A group of University of Colorado at Boulder researchers will share their experiences in the arctic, Greenland and Antarctic at a March 22 campus event in a prelude to the next International Polar Year, or IPY, in 2007.
Titled "Countdown to IPY," the free, public event will focus on past and current research efforts at Earth's polar regions by CU-Boulder faculty and graduate students. The event also will include a brief history of IPY, an international, interdisciplinary research campaign last held in 1957, which will involve the efforts of more than 60 nations beginning next year.
The CU-Boulder event will be held at 2 p.m. in the CIRES Auditorium and is free and open to the public. The auditorium is located in the Ekeley Sciences Building north of the University Memorial Center. Parking for the event is available at the Euclid Autopark east of the UMC. Seating is limited.

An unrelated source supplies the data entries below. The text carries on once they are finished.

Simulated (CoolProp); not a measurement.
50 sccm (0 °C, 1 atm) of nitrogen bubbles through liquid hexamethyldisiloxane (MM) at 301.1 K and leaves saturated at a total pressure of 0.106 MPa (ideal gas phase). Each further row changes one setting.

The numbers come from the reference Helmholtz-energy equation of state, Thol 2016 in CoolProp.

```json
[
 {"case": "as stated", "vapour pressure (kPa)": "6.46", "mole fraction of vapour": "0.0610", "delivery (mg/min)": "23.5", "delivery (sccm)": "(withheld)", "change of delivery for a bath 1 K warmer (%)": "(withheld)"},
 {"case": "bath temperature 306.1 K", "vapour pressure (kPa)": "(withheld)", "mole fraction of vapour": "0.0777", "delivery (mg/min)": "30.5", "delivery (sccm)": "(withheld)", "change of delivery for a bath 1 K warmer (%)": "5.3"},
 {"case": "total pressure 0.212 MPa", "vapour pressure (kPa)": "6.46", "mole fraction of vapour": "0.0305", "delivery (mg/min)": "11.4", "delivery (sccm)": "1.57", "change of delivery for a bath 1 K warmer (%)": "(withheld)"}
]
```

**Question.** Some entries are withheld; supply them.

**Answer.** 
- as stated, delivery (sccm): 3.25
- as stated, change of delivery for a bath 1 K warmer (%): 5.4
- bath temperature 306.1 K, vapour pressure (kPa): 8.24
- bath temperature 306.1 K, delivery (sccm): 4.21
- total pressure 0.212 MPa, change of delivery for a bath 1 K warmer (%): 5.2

Participants include Cooperative Institute for Research in Environmental Sciences Director Konrad Steffen and National Snow and Ice Data Center Director Roger Barry. It also includes Professors John Behrendt and Jim White and doctoral student Karen Cozzetto of the Institute for Arctic and Alpine Research.
CIRES is a joint institute of CU-Boulder and National Oceanic and Atmospheric Administration.
IPY will officially run from March 2007 to March 2009 to allow for two full seasons of field work in the arctic and Antarctic. Participating scientists will use high-tech tools ranging from satellites, autonomous vehicles and remotely operated climate stations to GPS, laser altimeters and supercomputers to better understand the roles the polar regions play in a variety of global processes.
Researchers involved in IPY will address such issues as dwindling sea ice, shrinking ice sheets and glaciers, thawing permafrost and creatures ranging from polar bears and penguins to marine life and microbes.
Steffen has been directing a climate project in Greenland known as Swiss Camp since 1990 that involves CU-Boulder students, researchers and dozens of climate monitoring stations. Funded by NASA and the National Science Foundation, the effort includes automated, hourly data collection of temperatures, winds, and changes in snow pack on the massive ice sheet.
Barry, a Distinguished Professor at CU-Boulder in geography, also is director of the World Data Center for Glaciology headquartered on campus and is considered one of the world's top arctic climate researchers. He has pioneered research in weather pattern analysis, global climate modeling, ice age estimates and changes in mountain climates and arctic environments.
Cozzetto has spent several recent field seasons working with INSTAAR Professor Diane McKnight in the Dry Valleys of Antarctica. The researchers have been studying the resilience of microbes there that can remain dormant for years at a stretch in the harsh polar environment.
Behrendt, a senior research associate at INSTAAR, is the author of the 2005 book, "The Ninth Circle: A Memoir of Life and Death in Antarctica 1960-62." He has conducted geophysical research in Antarctica since 1956.
White, one of the world's leading ice core researchers, was a principal investigator on the Greenland Ice Sheet Project 2 and was the U.S. principal investigator on the North Greenland Ice Core Project, an international effort completed in 2004. White also has analyzed ice cores from the Taylor Dome ice core in Antarctica that show climate can change abruptly in just a few decades.
The program also will include remarks by NSIDC's Terry Haran and Stephanie Renfrow. Haran is a member of an international team that is in the process of deploying weather instruments and cameras on several icebergs adrift in the Antarctic Peninsula. The team is using satellites to collect data and track the icebergs as they drift northward toward the warmer South Atlantic.
Renfrow, an outreach specialist, maintains a Web site called Icetrek that updates the teams progress daily with text and images at: nsidc.org/icetrek/.
IPY is expected to involve more than 10,000 scientists from around the world.